The bigger problem I have with these critics, however, is that they are harshly judging cheerleading because it doesn’t fit with their particular view of the role women should have in society. Their views, however, are almost certainly minority ones in the U.S.; while it may be true that a majority of scientists feel at least partly uncomfortable with implicitly promoting cheerleading, the majority of Americans probably view the activity somewhat positively. Certainly lots of younger girls find cheerleading a positive activity. To try and do science outreach without actually appealing to those things that your target audience likes is like trying to climb a mountain with your hands tied behind your back.
This wouldn’t matter if the use of cheerleading actually did harm to the image of women, particularly in science. Does it, though? If the point was simply to have attractive women “cheer on science”, then perhaps it would. Considering that all of the Science Cheerleaders are both cheerleaders and active STEM workers, it is hard to imagine that they would be interpreted in that way, except by people who are going to view women by their appearance regardless of what they do.

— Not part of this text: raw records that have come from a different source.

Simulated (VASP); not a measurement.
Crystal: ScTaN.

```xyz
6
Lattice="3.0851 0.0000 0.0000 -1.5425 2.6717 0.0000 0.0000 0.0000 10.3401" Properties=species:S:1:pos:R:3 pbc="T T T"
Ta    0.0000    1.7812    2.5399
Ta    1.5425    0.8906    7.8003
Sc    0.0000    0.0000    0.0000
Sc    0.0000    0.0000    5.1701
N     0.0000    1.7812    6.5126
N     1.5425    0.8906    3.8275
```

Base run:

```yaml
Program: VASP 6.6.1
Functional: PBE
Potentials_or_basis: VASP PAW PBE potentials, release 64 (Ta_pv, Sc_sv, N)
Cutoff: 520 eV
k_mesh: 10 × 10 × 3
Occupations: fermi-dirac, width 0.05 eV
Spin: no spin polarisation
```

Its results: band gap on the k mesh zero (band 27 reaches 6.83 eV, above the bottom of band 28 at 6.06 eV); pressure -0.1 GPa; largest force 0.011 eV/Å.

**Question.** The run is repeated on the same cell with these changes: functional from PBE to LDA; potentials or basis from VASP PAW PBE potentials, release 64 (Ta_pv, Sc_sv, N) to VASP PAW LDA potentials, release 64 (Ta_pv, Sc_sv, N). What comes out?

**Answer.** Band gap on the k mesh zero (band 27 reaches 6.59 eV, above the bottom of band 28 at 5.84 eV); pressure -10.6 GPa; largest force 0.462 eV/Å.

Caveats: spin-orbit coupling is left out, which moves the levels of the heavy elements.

A number of people have reported having a very negative “visceral reaction” to the Science Cheerleader videos. I have a negative reaction when I watch Barney the Dinosaur, myself, but that is in large part because the show isn’t targeted towards me! As STEM researchers, we’re used to thinking about science on a level far, far beyond where normal folks, and certainly kids, think about it. (This is the same problem that a lot of university profs have — we forget what it was like to be students.)
Overall, I like the Science Cheerleader efforts. I suspect lots of kids in non-science families view science and popularity/beauty/athleticism as mutually exclusive goals, and the Science Cheerleaders play a part in showing that this view really isn’t the case.
So what about the Rockstars of Science? I’m a bit more critical of this effort, though I think their hearts are in the right place. To me, the images give the impression that scientists want to hang out with rockstars, to which most regular folks would say, “Get in line!” The scientists are working in the rockstars’ element: carefully staged, stylish photo shoots. This ends up promoting the rockstars more than the scientists!
In my humble opinion**, it would be far better to have a photo shoot that involved the rockstars working with the scientists — doing some work with them in the lab, or looking at research results, or generally having fun. It’s hard to imagine someone looking at the current images and being inspired to do science.
That being said, I don’t think it’s a waste of time. Getting celebrities to promote science is invariably going to be an important part of changing the public’s opinion of science — let’s face it, science appreciation looks to be at a low point unmatched since before the Renaissance. Though I agree with Martin’s assessment that science can be way cooler than most rockstars, one does need a significant amount of background information in order to appreciate a lot of it.*** If you understand how big and dense the earth is, what neutrinos are and how hard they are to detect, then the image Martin provided is quite spectacular:
This image of the Sun, taken with neutrinos through the Earth, is simply amazing! Folks not familiar with physics, however, will probably see this as just a poor-resolution image of the Earth.
In order to teach people science and get them to truly appreciate it, we have to get them in the door first. I think that rockstars and cheerleaders can help get folks in that door without compromising our scientific principles.
(I’ll be updating with other links as I get them, and have time to post them.)
* These recaps don’t necessarily capture the entirety of the arguments presented. There are also probably other discussions of the subject that I’ve missed.
** This seems to have been the opinion of a number of other folks around the ‘tubes, as well, though I came to it independently!
*** This was, I believe, one of Chris Mooney’s points.